1 Introduction

In an effort to reduce driver errors in being the major cause of traffic accidents, there is a lot of research being conducted into the development of advanced driver assistance systems (ADAS). ADAS is a system aimed at helping the driver in tasks such as pedestrian and vehicle detection, traffic sign recognition, lane detection, etc. Such systems are classified into two categories based on the nature of the sensor used to acquire data. In the first category, active sensors such as lasers and radars are used that detect the distance of objects by measuring the travel time of the signal omitted by the sensor and reflected by the object. These sensors have high angular resolution and can detect long distance objects, however they have some drawbacks. A major drawback of active sensors is that colors and patterns cannot be detected, making object recognition very difficult. In the second category of ADAS systems, passive sensors and especially vision-based sensors are used that are relatively low cost and provide the possibility of object classification and texture and color detection. For this reason, passive sensors are preferred because image processing techniques can be used for interpreting and processing the information.

Driver assistance systems have several modules for traffic monitoring, driver’s state monitoring, driver’s communication and reasoning. Among these modules, traffic monitoring can be performed using vision based techniques. The goal of traffic monitoring module is to detect and track vehicles, people and road lanes and recognize traffic signs.

One of the main goals of driver assistance systems is to locate and track stationary and moving pedestrians in the path of the vehicle. Pedestrian detection is a challenging task due to several complexities. These challenges can be summarized as follows:

  • ADAS systems must be able to detect pedestrians in different environments including highways, rural and urban areas with cluttered backgrounds. Also, the system must be able to work properly in existence of occlusion and multiple pedestrians which is very common in urban scenarios.

  • Environmental changes such as illumination and weat- her conditions can affect the performance of pedestrian detection.

  • Pedestrians’ shapes and postures are non-uniform. Large variety of people’s appearance and cloths makes pedestrian detection and tracking a very challenging task.

  • Unlike other human detection applications, in ADAS systems we have to deal with the camera motion too. Therefore, estimating the pedestrians’ size and motion pattern is not easy from a moving platform.

Most of the pedestrian detection algorithms include two major steps: region of interest (ROI) generation and pedestrian classification. In some cases, a tracking and refinement step is also added to improve the detection rate. Figure 1 shows the general block diagram of pedestrian detection.

Fig. 1
figure 1

Block diagram of pedestrian detection

In this paper, we propose a pedestrian detection algorithm by combining the ROI generation using dense depth map and HOG feature descriptor in the color image to create a system that is invariant to scale and illumination and can handle occlusion and multiple objects.

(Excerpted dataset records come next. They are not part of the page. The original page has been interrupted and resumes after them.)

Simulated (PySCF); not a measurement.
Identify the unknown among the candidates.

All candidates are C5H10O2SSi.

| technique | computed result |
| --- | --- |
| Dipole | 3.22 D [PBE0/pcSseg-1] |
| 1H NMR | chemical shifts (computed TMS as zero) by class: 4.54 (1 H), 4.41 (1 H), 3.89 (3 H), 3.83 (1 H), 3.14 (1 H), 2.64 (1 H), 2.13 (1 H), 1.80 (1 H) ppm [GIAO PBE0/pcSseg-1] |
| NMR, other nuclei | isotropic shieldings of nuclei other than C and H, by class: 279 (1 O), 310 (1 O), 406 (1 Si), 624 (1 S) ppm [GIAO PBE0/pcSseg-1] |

The structure of the paper is as follows: In Section 2, we review previous work related to pedestrian detection. In Section 3, the proposed pedestrian detection algorithm is explained in detail. In Section 4, we present experimental results and in Section 5, the paper is concluded.

2 Related works

Several methods have been proposed for detecting humans with a static camera, however, pedestrian detection from a moving platform is a more complex task. Early pedestrian detection methods used a monocular camera mounted on a moving car and used techniques such as contour extraction and chamfer distance [1]. A literature survey on pedestrian detection for driver assistance systems is done in [2]. A part based SVM approach is presented in [3] for DAS systems. An algorithm for pedestrian detection in crowded scenes is proposed by [4]. A pedestrian detection method using a moving camera is proposed in [5] which focuses on sudden detection of partially visible pedestrians in a three level approach. In [6], an on-board pedestrian detection and warning system is described using a monocular camera. In this algorithm, crosswalks are detected by image processing methods and optical flow is used for detecting moving objects on the crosswalk.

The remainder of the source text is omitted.